To understand some of the mechanism of the climate system, we look at the positive and negative feedbacks.
As the sunlight hits the planet, some of the energy is reflected back. The amount of reflection (albedo) depends on the features of the earth surface. Forests and oceans have low albedos, while i.e snow covered surfaces have high albedos.
The ocean capacity to absorb and store the energy, postpones the fast increasing global warming. ‘Feedbacks can occur in a system when the interactions between it’s component processes respond to a change of conditions. The interaction can either augment the original change (positive feedback) or reduce it (negative feedback)’
Positive feedback eg.
Greenhouse gasses i.e (methane, carbon dioxide, nitrous oxide, ozone) emissions to the atmosphere causing an increase of global temperature leading to extreme weather changes i.e drought, damaging vegetation and reducing forest cover (absorbs CO2), adds to global warming.
Negative feedback eg.
Industrial pollution increasing sulphate aerosols (a collection of tiny liquid or solid articles dispersed in a gas, such as water droplets or dust in the atmosphere - inside or outside clouds) in the atmosphere, will have a cooling effect to the atmosphere.
Feedbacks lead to cumulative climate change eg. Oceans absorbing heat, leads to rise of sea level due to thermal expansion, the heat continues to warm the waters at deeper levels spreading wider distances i.e Artic, melting ice caps adds to the rising sea level causing multiple impacts i.e floods, death of humans, damaging heat sensitive biodiversity eg. Corals, economic loss.
Increased temperatures also leads to increased evaporation affecting the climate patterns, eg. Extreme precipitation and/or extreme droughts affecting different individual regions in different ways. Some of the impacts may have a high probability of occurring but with low hazards, and vice versa, causing changes on social variables i.e some crops/animals may not be able to survive in maximum temperatures and this will have an impact throughout the food chain.
Climate models have been used by scientists from 1979 to calculate the operational climate system while estimating the possible future climates.
However, climate science lacks the accurate recordings of past millenniums to compare with modern occurring changes thus it is difficult to know if the changes observed are a natural trend occurring over long periods of time or specific for post-industrial era.

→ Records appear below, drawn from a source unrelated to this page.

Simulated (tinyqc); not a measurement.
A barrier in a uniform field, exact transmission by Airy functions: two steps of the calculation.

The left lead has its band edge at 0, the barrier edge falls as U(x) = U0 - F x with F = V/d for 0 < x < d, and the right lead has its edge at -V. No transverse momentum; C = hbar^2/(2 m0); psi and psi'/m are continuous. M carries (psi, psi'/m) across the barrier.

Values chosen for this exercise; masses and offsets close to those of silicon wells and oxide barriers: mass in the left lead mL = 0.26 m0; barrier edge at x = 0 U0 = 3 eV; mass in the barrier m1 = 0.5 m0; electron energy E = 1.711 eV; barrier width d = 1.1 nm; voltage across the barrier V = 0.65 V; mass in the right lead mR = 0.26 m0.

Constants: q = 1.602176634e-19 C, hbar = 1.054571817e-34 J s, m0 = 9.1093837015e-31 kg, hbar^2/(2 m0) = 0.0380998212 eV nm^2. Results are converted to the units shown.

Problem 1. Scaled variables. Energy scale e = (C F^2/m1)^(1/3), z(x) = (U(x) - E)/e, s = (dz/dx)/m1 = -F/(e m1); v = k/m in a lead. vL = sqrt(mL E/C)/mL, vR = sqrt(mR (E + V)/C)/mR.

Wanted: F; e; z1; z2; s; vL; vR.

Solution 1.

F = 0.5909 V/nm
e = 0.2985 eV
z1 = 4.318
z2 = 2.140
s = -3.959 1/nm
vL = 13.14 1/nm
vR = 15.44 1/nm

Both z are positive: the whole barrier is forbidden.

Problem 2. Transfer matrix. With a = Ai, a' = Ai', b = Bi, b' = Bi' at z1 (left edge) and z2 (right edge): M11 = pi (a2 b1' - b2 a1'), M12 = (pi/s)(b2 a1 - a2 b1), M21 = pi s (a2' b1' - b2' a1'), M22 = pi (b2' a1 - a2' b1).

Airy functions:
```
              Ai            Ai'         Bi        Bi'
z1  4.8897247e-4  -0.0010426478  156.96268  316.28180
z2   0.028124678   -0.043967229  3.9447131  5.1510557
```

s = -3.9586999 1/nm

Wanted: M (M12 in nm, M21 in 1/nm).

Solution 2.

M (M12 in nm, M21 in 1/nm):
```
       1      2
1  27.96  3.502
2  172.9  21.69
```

Climate science uses sample measures eg. Rainfall measurements: ‘..even with 5 gauges, the total area over which the rain is sampled is less than one square metre’. The measurements might also be affected by wind speed/direction and/or presence of obstructions eg. Buildings.
The various stages of climate models include developing scenarios of future world population including the number, technology used, economic activities, energy uses etc. Then making projections i.e how much pollution will be caused by the population, calculate the concentration in the atmosphere, then calculating how this will influence the climate system in terms of weather elements e.g temperature, precipitation and other components including the state of the ocean, ice and vegetation cover. Lastly, climate models analyse likely impacts based on the model state of the climate system predictions.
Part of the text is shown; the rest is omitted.